The Best Wild Turkey Leg & Thigh Recipe Ever
Too often I hear and read about turkey hunters de-breasting their turkeys and leaving the gizzard, heart, leg and thigh meat for the coyotes. This is due to turkey legs being full of long, slivered bones and tough meat when not cooked properly. If you follow this recipe, you will never throw away the legs, thighs, heart or gizzard again!
The one piece of equipment that really helps is a pressure cooker. I have this one and it is worth the small investment. Pressure cookers are great for canning venison, cooking tough squirrels and rabbits, and making pot roast. If you don’t have pressure cooker I’m guessing a full day in the crockpot will work as well.
First add 3 cups of filtered water to the pressure cooker. The city water where I live has a very distinct chlorine taste, so I always cook with filtered or reverse osmosis water.
1/2 to a full stick of butter
1 chopped onion
10-12 tablespoons of flour (I use oat flour)
1-2 tablespoons chopped garlic
1 tsp black pepper
1 tsp salt
2-3 cups chopped mushrooms (Use morels if you are lucky enough to find them!)
Stir the ingredients together. Then add the turkey legs, thighs, gizzard, and heart to the pressure cooker. You may have to separate the thigh from the leg to make it fit. Make sure to slice open and clean out the gizzard before tossing it in the pressure cooker!
Let the pressure cooker do it’s thing for 90 minutes, let the pressure cooker cool down on its own then take off the lid When done, the bones will pull out easily and you will be left with super tender meat in a wonderful gravy You can eat it just like that or pour it over Brown rice.
Smoked Venison Ribs
For years, I always discarded the racks of ribs from deer. “They can’t be cooked in any fashion to make them good”, I heard. “Not enough meat on them”. Heard that one too. I decided to go against all odds and save the racks of ribs from my buck from this fall. I learned that all the naysayers are WRONG. I learned that deer ribs CAN be cooked to perfection
What you’ll need:
Clean rack of deer ribs (butchering instructions below)
Solidified bacon grease
Old WoodFire Grill’s KK’s 10 BBQ Rub
Your favorite BBQ sauce
Hickory, pecan or apple wood or chunks
The key to having the best quality deer ribs, in my opinion, is to cut them the right way when butchering the deer. The most important part is not to remove the “flap” of meat that resides between the skin and the actual rib bones. This “flap” of meat will make your rack thicker and, well, for lack of a better term, more meaty. Without it, the rack can be fairly thin on meat, and maybe not as easy to cook to perfection.

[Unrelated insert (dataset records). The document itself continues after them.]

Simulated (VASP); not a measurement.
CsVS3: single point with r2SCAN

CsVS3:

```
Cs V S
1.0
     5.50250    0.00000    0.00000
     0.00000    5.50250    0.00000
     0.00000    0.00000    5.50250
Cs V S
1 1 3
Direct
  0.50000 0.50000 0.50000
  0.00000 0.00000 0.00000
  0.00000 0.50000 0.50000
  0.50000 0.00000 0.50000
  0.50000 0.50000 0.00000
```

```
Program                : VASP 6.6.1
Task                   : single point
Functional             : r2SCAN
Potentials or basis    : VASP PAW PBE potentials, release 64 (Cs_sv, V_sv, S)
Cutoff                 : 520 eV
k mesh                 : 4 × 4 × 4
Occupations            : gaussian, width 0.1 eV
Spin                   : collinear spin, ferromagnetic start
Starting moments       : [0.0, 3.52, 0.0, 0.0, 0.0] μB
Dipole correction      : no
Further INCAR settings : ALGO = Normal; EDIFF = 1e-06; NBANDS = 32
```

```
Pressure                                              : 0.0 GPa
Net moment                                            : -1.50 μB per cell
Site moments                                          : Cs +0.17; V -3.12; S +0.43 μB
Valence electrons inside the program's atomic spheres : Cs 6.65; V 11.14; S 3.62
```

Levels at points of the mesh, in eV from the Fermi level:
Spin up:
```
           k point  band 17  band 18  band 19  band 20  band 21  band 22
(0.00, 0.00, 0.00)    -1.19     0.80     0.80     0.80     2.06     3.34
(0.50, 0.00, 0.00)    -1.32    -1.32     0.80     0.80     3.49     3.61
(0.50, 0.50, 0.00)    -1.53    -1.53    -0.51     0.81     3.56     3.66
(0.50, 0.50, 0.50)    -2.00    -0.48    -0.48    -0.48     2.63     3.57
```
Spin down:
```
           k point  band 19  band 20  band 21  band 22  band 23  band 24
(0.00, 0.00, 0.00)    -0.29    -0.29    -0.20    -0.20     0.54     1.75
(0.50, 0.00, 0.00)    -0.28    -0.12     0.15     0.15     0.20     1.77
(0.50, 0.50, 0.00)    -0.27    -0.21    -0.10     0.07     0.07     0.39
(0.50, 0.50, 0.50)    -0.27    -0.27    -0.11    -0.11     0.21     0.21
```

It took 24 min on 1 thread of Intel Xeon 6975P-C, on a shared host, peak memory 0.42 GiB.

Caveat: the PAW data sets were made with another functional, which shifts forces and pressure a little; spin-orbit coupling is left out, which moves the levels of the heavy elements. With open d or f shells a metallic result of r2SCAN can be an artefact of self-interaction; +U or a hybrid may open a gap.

Coat the rack heavily with the solidified bacon grease on both sides, to give the rack some moisture and flavor. Then apply a liberal coat of the KK’s 10 BBQ rub or your favorite rub. Be sure to get the rub and the bacon grease under the “flap”.
Lay a few strips of bacon across the rack of ribs for a little more added flavor and moisture, and you are ready for the smoker. I cooked these ribs on my cheap barrel smoker, using the indirect method, with hickory chunks for about 1 1/2 hours at 275 degrees. So if you cook a little cooler, go with about 2 hours, a little hotter go about an hour. The idea is to give them enough time to get a nice smoky flavor.
Next, place the ribs on a sheet of heavy duty aluminum foil or if doing multiple racks, in an aluminum pan. Spray or pour a coating of apple juice over the ribs, then seal them up tight with aluminum foil. Put them back on the smoker, or in the oven, for about 2 to 2 1/2 hours at 250-300 degrees.
When the ribs are fall off the bone tender, remove from the aluminum foil and remove the bacon strips (save them for tomorrow’s breakfast!). Coat the ribs with your favorite BBQ sauce and put them back on the smoker for about 20 to 30 minutes to cook in the BBQ sauce.